Criminal Justice

The USA has a higher percentage of its citizens behind bars than any other nation.

The USA has a higher percentage of its citizens behind bars than any other nation. Our crime rate is higher than that of any other advanced nation. The majority of persons released from prison in the US - estimates run as high as 70% - are convicted of new crimes within five years.

We make "convicted felons" an untouchable class, locking them out of normal society and worthwhile employment, making continued crime all the more attractive. Instead of facilitating prisoner re-entry, we strain to make it difficult, and impossible for some.

The Criminal Justice System needs to make the following changes:

1. Our public safety planning is too shortsighted. It would be better to spend more on intensive probation and scientifically based rehabilitation programs now, and less on more and bigger prisons tomorrow. Too many people including decision-makers believe "rehabilitation doesn't work" although research proves otherwise!

2. Our sentencing policies are inconsistent, often too lenient for violent crimes and too harsh for non-violent crimes.

3. Pay police officers a decent wage, and compensate them for continued education. Improve their benefit packages, and make police work a worthwhile career. At the same time, make them models of lawful, civilized behavior.

4. Prisons need to increase their rehabilitative and re-entry programs.

5. The Federal Prison System needs to bring back the Parole Board for federal prisoners.
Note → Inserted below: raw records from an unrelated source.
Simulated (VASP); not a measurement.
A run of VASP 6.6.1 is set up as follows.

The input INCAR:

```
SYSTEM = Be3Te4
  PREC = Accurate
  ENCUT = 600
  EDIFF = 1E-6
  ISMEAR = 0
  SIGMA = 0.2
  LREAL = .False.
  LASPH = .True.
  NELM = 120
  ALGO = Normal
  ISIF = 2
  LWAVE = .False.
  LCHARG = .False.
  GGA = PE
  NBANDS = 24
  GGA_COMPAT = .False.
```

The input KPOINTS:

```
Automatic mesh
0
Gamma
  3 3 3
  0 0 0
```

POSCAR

6. Parole needs to be configured for program completions and accomplishments. The Parole Board needs to meet with the offender within one year of her/his commitment, at which time a program contract is agreed on, based on pre-sentence recommendations and institutional screening recommendations.

For example:

1. GED
2. Vocational Trade
3. 500 Hours of Counseling or
a. 500 Hour Drug Program
4. Save $2,500 Inmate Wages
5. Pre-Release Program
6. Clean Conduct

7. When the offender completes the program contract, they are taken back before the Parole Board. And released on parole with whatever guidelines imposed by the sentencing court, Parole Board and supervising Parole Officer.

8. Get those rehabilitated former offenders involved in teaching others. Bring them into colleges, gang counselors, jails, law enforcement advisors, prisons, schools and youth groups to speak and tell their own success stories. Use them in a kind of “big brother” program; people can call on for advice, encouragement, help.